What Happens to Inheritance Property When the Deceased was a Co-Owner?

What Happens to Inheritance Property When the Deceased was a Co-Owner?


How is real estate distributed when a person dies as a co-owner?


Real estate that was owned by a deceased loved one passes by the terms of the will or by Pennsylvania’s intestacy law. An ordinary transfer to the heirs become complicated if the deceased owned only a partial interest in the property. These situations arise when the deceased was part-owner with a friend, another family member, or business partner.


The deceased cannot transfer a greater share than what they owned at death. What the heirs receive, if anything, depends on how the property was titled before death.
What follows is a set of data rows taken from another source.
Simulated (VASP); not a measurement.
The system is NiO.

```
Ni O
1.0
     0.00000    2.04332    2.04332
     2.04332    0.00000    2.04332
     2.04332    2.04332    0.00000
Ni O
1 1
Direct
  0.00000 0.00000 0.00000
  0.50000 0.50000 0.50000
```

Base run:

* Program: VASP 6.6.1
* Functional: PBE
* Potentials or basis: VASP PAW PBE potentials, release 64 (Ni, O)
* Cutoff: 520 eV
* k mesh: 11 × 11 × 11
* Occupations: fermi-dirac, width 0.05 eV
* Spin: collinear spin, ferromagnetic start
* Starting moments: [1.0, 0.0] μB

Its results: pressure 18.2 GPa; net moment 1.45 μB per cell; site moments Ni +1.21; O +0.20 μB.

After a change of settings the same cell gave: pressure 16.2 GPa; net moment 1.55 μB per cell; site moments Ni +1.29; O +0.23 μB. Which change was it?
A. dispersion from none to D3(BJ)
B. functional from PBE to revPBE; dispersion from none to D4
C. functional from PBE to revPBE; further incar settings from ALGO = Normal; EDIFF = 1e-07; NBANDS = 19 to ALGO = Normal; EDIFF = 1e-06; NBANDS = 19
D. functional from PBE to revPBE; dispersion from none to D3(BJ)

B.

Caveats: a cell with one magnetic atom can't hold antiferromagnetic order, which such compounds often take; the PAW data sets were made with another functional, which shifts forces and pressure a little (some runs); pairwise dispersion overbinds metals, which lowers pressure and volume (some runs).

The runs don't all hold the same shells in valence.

What do the deceased’s heirs receive?


The question of what inheritance rights pass to the heirs depends on the deed. If the deceased was a co-owner with a spouse and the property was held as “tenants by the entirety”, then the entire property remains the property of the surviving spouse. This type of deed arrangement is only available in Pennsylvania to spouses.


If the co-owner was not a spouse, the property will still remain the property of the co-owner if the deed was a joint tenancy “with a right of survivorship”. The language of the deed must specifically state “right of survivorship” in order for the deceased’s interest to automatically pass to the surviving co-owner.


All other co-ownership arrangements are held as “tenants in common”. In these ordinary co-ownership deeds, the deceased’s share of the property will pass to the heirs according to the will or intestacy law.


What happens if the deceased’s heirs cannot agree with the surviving co-owner on what should be done with the property?


Joint ownership of property can result in roadblocks to sale after the death of a co-owner. If a co-owner will not agree to a sale or buyout, a lawsuit may be required. The type of legal action to compel a sale is called a partition action.